Know how people interact with data
The final challenge is understanding how people use data. Externalisation means that data which once never left lab walls must now be worked on in shared spaces and carried between locations. Researchers used to ultra-secure labs therefore need to take on new levels of responsibility and adopt new behaviours.
An approach that we have used is to develop profiles of types of employees – researchers, project managers, etc – and build up a picture of their movements. For example where they carried data storage devices, and how they interacted with different systems. This is a good basis to then make informed recommendations against each partner’s existing information security policies.
Examples of sensible recommendations to emerge from this process have included: ensuring there are adequate private spaces, and clear rules for what can be done with each category of data. Users of the shared spaces must have clear answers to questions such as: Can I save this type of data on a shared instrument PC for a short while? Can I use the email account provided by our partner organisation for my organisation’s data? How do I transport 1GB of raw data back to my home laboratory?

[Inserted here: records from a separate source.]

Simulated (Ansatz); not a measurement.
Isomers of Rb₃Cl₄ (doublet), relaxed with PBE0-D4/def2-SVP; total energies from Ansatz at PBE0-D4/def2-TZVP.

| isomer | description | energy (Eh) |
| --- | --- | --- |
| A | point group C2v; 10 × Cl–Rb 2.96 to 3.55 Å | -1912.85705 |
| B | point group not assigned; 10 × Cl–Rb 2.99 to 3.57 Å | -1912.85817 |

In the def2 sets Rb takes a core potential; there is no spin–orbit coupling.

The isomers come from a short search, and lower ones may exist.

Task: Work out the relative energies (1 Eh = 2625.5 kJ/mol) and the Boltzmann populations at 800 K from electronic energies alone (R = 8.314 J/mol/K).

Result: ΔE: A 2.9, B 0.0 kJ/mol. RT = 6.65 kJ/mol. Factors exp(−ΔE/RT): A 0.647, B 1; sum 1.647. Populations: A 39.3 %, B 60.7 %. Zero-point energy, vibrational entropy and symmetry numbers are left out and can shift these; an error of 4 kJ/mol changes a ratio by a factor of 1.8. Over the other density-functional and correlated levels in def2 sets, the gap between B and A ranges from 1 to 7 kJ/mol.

Whilst in many ways R&D externalisation is an information security challenge, it is far more complex than simply stopping data leaking. The task requires a detailed understanding of complex scientific data, how that data could be used, how researchers engage with it, how it could be transported and in what situations it presents a risk. Only then is it possible to create systems that allow it to be worked on in the right format by the right people, whilst protecting it from the wrong people.